Matthew Barley, cello
Matthew Barley
is internationally known as cellist, improviser, arranger, music animateur, and Artistic Director of Between The Notes. His musical world is focused on projects that connect people in different ways, blurring the boundaries that never really existed between genres and people.
As a soloist and chamber musician he has performed in over 50 countries, including appearances with the BBC Scottish (Volkov) and Philharmonic (Hazlewood), the Melbourne Symphony (Tortelier), New Zealand Symphony (Tan Dun), Hong Kong Sinfonietta, Netherland Radio Symphony (Stenz), Czech Philharmonic, Vienna Radio Symphony, Kremerata Baltica, Royal Liverpool Philharmonic, Royal Scottish National (Alsop), and London Chamber Orchestra. He has performed at festivals in Lucerne, Schleswig-Holstein, Bonn-Beethovenfest, Hong Kong, Lanaudiere, Abu Dhabi, Krakow, City of London and in recent seasons has performed at some of the world’s great concert halls: London’s Wigmore Hall, Royal Albert Hall, Amsterdam’s Concertgebouw, Kumho Hall in Korea, Pablo Casals Hall in Tokyo, The Rudolfinium In Prague, and the Teatro Colon in Buenos Aires. A key aspect of his recitals is mixing repertoire in unusual ways, pairing Bach suites with jazz and improvisation. He is particularly interested in music with electronics, having commissioned works from many composers including Dai Fujikura, Peter Wiegold, DJ Bee, John Metcalfe and Jan Bang. He has given other premieres of pieces written for him by James MacMillan, Thomas Larcher, Detlev Glanert, John Woolrich, and Fraser Trainer.

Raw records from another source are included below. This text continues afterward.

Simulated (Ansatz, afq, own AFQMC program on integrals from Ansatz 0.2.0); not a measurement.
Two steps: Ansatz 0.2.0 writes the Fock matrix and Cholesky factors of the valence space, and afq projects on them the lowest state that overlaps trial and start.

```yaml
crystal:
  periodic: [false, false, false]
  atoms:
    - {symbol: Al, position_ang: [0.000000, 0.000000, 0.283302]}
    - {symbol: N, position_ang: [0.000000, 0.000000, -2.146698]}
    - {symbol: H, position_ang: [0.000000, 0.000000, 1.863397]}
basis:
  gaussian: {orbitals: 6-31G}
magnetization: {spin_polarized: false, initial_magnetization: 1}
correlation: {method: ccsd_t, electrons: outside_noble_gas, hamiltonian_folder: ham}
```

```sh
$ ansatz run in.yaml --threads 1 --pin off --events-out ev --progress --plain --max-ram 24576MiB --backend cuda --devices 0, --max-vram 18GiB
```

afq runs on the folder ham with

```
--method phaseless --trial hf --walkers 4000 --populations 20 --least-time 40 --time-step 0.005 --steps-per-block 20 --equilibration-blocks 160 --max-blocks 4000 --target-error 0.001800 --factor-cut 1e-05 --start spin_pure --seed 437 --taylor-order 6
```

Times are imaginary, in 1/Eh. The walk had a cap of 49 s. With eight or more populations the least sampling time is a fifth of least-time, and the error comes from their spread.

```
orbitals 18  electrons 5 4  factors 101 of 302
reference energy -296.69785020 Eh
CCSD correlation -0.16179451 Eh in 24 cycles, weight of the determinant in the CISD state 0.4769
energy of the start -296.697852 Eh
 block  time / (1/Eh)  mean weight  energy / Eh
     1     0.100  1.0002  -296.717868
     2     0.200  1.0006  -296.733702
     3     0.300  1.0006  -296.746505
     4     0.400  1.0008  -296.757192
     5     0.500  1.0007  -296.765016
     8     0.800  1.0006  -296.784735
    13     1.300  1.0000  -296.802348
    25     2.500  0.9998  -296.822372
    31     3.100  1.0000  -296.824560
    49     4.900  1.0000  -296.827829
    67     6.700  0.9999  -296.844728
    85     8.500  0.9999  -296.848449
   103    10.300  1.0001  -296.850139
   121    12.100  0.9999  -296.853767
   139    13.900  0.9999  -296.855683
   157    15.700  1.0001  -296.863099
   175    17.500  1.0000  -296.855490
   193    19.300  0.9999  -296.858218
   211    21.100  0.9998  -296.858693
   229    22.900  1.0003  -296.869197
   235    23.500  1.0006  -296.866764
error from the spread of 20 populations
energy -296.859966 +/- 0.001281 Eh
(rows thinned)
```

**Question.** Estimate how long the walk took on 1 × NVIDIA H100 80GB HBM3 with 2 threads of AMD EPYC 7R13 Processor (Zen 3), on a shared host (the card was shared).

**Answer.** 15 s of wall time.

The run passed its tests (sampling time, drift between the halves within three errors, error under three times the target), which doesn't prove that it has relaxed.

In 2005 he toured Brett Dean’s ballet score One of the Kind (for solo-on-stage-cello and electronics) with the Netherlands Dans Theatre; in 2010 with the Basel Ballet and in 2012 with Lyon Ballet.
Collaboration – whether chamber music or with different styles of music – is an enduring passion, and, amongst others, Matthew has worked with Matthias Goerne, The Labeque Sisters, Martin Frost, Viviane Hagner, Thomas Larcher, Kit Armstrong, Amjad Ali Khan, Julian Joseph, Django Bates, Ross Daly, Talvin Singh, Deep Purple’s Jon Lord, Sultan Khan, Kathryn Tickell and Nitin Sawhney.
In 1997 Matthew Barley founded Between The Notes, a performance and education group that has appeared at the Sydney Opera House, the Royal Opera House (with the Royal Ballet) and the International Symposium of Contemporary Music in Hong Kong. In 2005 the group took the lead role in a devised work, Invisible Lines, which culminated in a live-television performance at the Royal Albert Hall for the BBC Proms, alongside players from the BBC Symphony Orchestra. More recently BTN took centre stage for the 20th anniversary celebrations of the Köln Philharmonie as soloists with the Gürzenich Orchestra under Markus Stenz.
A major project called The Peasant Girl with his wife, Russian violinist Viktoria Mullova has seen over 40 performances worldwide. The programme features Matthew’s arrangements of gypsy and jazz as well as Bartok and Kodaly and has been recorded for CD and DVD on Onyx Classics.
2007 saw Matthew’s debut on television as the Music Director of BBC 2’s widely acclaimed ‘Classical Star’.
His first CD on Black Box, The Silver Swan was an enormous critical success, followed by Reminding, a disc of Soviet music. Constant Filter (music for cello and electronics by John Metcalfe) is Matthew’s second release for Signum Classics, following the five-star success of The Dance of the Three Legged Elephants with jazz pianist Julian Joseph.
In 2013 Matthew undertook an astonishing 100-event UK tour celebrating Benjamin Britten – the itinerary included venues as diverse as a Victorian swimming pool, a lighthouse, a barn and the Wigmore Hall in London, as well as a host of educational projects in schools, a hospice, an old people’s home and a prison. The tour was accompanied by a release on Signum Classics, Around Britten, described by Sinfini as “a defining statement in modern cello playing”.
Future projects include concertos with the Swedish Chamber Orchestra, BBC Philharmonic, Frankfurt Radio Symphony, artist-residency at the Kassel Music Days festival on Germany, a major collaboration with the Philharmonia Orchestra and Darbar Indian Music Festival at the South Bank Centre, and the world premiere of a new Pascal Dusapin double concerto with Viktoria Mullova, with the Nederlands Radio Symphony and Markus Stenz.
This album contains no booklet.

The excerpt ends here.